India’s largest ecommerce website, IRCTC or Indian Railways Catering and Tourism Corporation, the subsidiary of Indian Railway and run by Ministry of Railway is the cornerstone of affordable travel in India. IRCTC handles the catering, tourism and online ticketing operations of Indian Railways, involving about 600,000 ticket bookings daily. As per IRCTC’s annual report for 2016-17, e-ticketing accounted for 62% of reserved railway tickets in India, with more than 573,000 tickets sold daily through the IRCTC website. The Indian Computer Emergency Response Team (CERT-In), the agency that handles cybersecurity threats, had 53,081 reported incidents in the country in 2017.

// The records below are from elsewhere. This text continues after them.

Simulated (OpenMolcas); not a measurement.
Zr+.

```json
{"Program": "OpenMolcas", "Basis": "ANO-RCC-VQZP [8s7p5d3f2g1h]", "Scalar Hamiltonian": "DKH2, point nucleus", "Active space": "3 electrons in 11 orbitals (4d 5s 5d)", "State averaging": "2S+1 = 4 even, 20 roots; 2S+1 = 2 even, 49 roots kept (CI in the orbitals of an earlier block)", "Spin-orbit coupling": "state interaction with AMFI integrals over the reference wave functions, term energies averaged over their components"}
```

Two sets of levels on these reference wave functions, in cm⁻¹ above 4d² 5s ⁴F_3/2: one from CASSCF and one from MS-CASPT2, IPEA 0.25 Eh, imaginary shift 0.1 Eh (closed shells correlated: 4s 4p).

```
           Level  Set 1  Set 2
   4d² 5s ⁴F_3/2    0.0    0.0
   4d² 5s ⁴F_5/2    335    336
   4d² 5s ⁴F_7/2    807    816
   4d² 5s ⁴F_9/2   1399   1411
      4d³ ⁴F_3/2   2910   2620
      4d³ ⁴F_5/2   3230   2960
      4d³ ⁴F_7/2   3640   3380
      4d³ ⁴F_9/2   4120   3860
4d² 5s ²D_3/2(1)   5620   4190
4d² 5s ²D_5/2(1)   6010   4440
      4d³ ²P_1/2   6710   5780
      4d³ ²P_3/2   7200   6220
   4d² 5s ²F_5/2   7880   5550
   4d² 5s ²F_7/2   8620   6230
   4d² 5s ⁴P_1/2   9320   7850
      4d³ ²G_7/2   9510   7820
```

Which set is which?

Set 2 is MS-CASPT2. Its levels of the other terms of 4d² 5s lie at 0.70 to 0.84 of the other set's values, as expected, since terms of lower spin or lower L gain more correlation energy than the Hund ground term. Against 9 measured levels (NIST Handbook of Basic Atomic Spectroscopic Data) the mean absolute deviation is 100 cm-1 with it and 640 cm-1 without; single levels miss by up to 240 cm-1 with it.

The bug was first reported by Fossbyte. According to them, the website was previously hacked in 2016 when the details of over 1 crore users were leaked. This bug was found by Ronnie T Baby, a college student from Karunya University. The bug in the website was found in its reset password option that automatically sent an OTP to the registered mobile number once user ID was entered. The site did have a captcha to prevent any brute-forcing attempts but allowed the reuse of captchas for infinite requests. This weakness allowed attackers to brute-force OTP and log into users’ accounts. Once logged in, attackers could gain access to sensitive user details and the confidential travel information of lakhs of people, including details like emails, numbers, and addresses. Brute-forcing attacks involve the use of a large database of passwords that are used to systematically find the correct passkey. The OTPs make it easy to hack into the account, due to the matrix combination and the incredible computing power of modern PCs.
The vulnerability said to have exposed at least 2,00,000 (2 lakh) passengers and their nominee details to attackers, although it is not confirmed if the data was actually accessed or not. According to the report, the vulnerability was found in IRCTC’s website and mobile app link that connects to a third-party insurance company for free travel insurance. A service that IRCTC introduced in December 2016. Following which, it stopped free mandatory travel insurance from September 1, allowing users to chose to either opt-in or opt-out of travel insurance.
IRCTC has not commented on the matter or explained if any accounts were really compromised from the exploitation of the bug. The important thing to note here is that the issue was reported to IRCTC on January 19 and then in about less than a month, IRCTC fixed the problem on February 12 with a proper captcha verification.
An IRCTC spokesperson denies that there was any vulnerability on its website. “There is no bug (on the website) so there is no question of fixing it,” the spokesperson said.
“There is no bug (on the website) so there is no question of fixing it,” the spokesperson said.